Could I solve this using reverse()? Is it efficient?

Not sure if I’ve done this the “right” way that codecademy wanted, but this seemed to make the most sense to me (and is efficient)!

def reversed_list(lst1,lst2):
if list(reversed(lst1)) == lst2:
return True
return False


What is your definition of efficient here?

Hmm, that it doesn’t need many lines of code?

Perhaps there is a nuance for this exercise that I’m missing?

but is that the only factor defining efficiency?

What if you lists contain 10,000 to 100,000 items? You first need to reverse that entire list, and then loop it again to do comparison.

maybe, but not something to worry about at this point in your learning process.

I used:
def reversed_list(lst1,lst2):
–if lst1 == list(reversed(lst2)):
----return True
----return False
which works wonders for me

Yes, but like i said here:

have you thought about that?

It compares every value (which is what you want for it to work) to the reversed list. If it finds a value that does not meet the condition then it will terminate and return False. So it’s only really a problem if one of the last values it encounters doesn’t match.

but is that truly efficient? Lets say you have 100,000 items in your list, you first need to reverse 100,000 items, and then do 100,000 comparisons. Surely, there must be a more effective way?

But then again, performance isn’t the only benchmark.


I’m confused why this should have returned “False” since they are in fact identical lists when put in reverse order? Both evaluate to [5, 3, 1].

Don’t mind me, I haven’t woken up yet. Sigh haha.

Again I didn’t use a loop :zipper_mouth_face:

def reversed_list(lst1, lst2):
  return lst1 == lst2

@venator86, In general, if there is a built-in function that accomplishes something you’ve been assigned, then using that function probably does not satisfy the assignment.

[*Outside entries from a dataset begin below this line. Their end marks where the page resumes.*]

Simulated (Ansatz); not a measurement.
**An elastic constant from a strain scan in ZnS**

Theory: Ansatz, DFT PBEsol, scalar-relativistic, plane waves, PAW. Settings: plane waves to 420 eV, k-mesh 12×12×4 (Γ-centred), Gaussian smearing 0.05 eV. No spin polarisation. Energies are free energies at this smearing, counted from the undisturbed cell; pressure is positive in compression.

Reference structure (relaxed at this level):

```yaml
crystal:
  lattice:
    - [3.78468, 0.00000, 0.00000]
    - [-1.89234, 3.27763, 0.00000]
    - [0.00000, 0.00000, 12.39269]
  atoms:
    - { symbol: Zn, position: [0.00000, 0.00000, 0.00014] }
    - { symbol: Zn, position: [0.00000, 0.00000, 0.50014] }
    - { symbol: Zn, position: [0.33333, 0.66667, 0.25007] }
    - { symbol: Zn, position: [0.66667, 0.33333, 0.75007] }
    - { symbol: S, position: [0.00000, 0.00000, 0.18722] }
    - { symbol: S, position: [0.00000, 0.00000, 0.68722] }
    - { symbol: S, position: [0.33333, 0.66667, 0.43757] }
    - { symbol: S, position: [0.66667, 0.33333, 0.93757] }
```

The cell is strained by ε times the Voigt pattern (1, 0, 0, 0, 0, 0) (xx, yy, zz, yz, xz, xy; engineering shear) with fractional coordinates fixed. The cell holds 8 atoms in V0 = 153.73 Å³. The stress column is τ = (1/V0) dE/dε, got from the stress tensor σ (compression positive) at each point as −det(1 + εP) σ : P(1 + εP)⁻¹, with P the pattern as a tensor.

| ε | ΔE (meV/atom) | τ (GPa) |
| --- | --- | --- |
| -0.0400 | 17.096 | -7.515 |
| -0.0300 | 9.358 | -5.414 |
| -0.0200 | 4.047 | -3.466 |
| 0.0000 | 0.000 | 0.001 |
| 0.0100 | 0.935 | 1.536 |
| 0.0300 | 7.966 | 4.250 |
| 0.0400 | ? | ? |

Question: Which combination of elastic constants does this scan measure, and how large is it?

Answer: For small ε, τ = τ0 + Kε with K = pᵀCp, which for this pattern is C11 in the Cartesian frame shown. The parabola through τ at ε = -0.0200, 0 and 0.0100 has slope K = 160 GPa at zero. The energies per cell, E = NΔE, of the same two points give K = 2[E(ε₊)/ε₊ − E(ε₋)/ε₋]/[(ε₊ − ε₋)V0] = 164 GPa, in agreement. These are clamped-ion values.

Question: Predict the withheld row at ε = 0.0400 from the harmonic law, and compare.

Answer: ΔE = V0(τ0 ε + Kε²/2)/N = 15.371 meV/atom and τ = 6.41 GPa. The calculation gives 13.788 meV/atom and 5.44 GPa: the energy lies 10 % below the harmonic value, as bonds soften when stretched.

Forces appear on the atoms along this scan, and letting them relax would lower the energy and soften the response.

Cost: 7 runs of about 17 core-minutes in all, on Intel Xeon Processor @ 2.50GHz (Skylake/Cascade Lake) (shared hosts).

The exercise, as with max(), min(), len(), and so many others, including, later, sort(), is to teach you to think algorithmicly. Exploring Python’s built-ins and available modules is always to be commended, but is not always what your instructor has in mind for a particular exercise.

Did not your third-grade teacher insist that you learn long division and multiplication before allowing the use of calculators?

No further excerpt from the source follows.